In order to explore tendering practices, this study applies Qualitative Comparative Analysis (QCA). QCA is a relatively new approach, first propounded by sociologist Charles Ragin in 1987, whose principles have since been applied extensively, primarily in the fields of sociology (Rihoux, 2006) and political science (Ragin, 1987), but also in management, economics and engineering (e.g. Jordan et al., 2011), for the study of complex phenomena. QCA has recently been introduced for the study of various construction practices, such as PPP (Gross, 2011), building information modeling (BIM) (Homayouni et al., 2011) and a school sanitation project in Bangladesh (Chatterley et al., 2014).

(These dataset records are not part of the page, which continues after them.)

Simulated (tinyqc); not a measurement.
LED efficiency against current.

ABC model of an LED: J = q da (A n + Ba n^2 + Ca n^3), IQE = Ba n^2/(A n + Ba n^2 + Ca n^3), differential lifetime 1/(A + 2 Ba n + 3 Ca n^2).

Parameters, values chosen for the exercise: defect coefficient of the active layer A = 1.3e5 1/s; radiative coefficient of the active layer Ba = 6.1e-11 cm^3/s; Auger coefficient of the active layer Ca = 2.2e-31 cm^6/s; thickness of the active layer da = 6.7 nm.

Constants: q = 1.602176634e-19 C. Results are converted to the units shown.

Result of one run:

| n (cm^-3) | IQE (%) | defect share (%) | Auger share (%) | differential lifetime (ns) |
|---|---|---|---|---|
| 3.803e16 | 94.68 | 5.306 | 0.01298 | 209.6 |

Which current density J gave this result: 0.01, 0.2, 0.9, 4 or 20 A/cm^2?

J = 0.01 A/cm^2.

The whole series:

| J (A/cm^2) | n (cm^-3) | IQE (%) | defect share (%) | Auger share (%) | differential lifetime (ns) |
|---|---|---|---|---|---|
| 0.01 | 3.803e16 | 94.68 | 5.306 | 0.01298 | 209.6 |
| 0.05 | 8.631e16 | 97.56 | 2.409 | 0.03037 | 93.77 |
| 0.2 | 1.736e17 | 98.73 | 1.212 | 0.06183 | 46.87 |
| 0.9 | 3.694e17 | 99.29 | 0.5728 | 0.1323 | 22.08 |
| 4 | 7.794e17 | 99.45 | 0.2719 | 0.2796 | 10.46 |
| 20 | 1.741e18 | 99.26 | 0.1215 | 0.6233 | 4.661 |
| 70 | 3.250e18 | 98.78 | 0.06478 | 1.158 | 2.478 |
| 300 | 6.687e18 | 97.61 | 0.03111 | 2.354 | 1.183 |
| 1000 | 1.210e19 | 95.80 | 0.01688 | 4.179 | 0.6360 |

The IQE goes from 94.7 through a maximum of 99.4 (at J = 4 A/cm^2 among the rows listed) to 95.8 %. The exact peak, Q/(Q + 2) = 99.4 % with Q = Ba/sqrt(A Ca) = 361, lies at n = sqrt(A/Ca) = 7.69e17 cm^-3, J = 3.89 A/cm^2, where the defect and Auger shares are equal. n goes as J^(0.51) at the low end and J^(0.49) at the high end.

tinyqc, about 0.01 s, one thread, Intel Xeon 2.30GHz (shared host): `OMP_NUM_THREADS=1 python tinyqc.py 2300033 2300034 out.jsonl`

Different available approaches make the study of project organization and management a matter of choosing the proper method. One can use either (1) a large amount of quantitative data and well-defined hypothesis testing or (2) qualitative data and more explorative research questions. In contrast to working with quantitative data, where the focus is on numbers and statistical correlations without looking at the individual project participants, a growing amount of research has been focused on understanding project organization and management as contextual practices. This approach was initially driven by the Scandinavian school of research on project management and temporary organizing (Morris, 2013), which focuses on the narratives of individual persons. As the type of the registered data from construction projects is rarely sufficient for statistical analysis, the Qualitative Comparative Analysis (QCA) method appears to be the middle ground solution that uses the positive aspects of both the quantitative and the qualitative perspective.

QCA allows researchers to identify combinations of different factors in practice (conditions) that lead to a dependent outcome. As illustrated in Figure 2, the research process is highly iterative; during the process, the literature is revisited and additional empirical material is gathered in order to resolve emerging contradictions.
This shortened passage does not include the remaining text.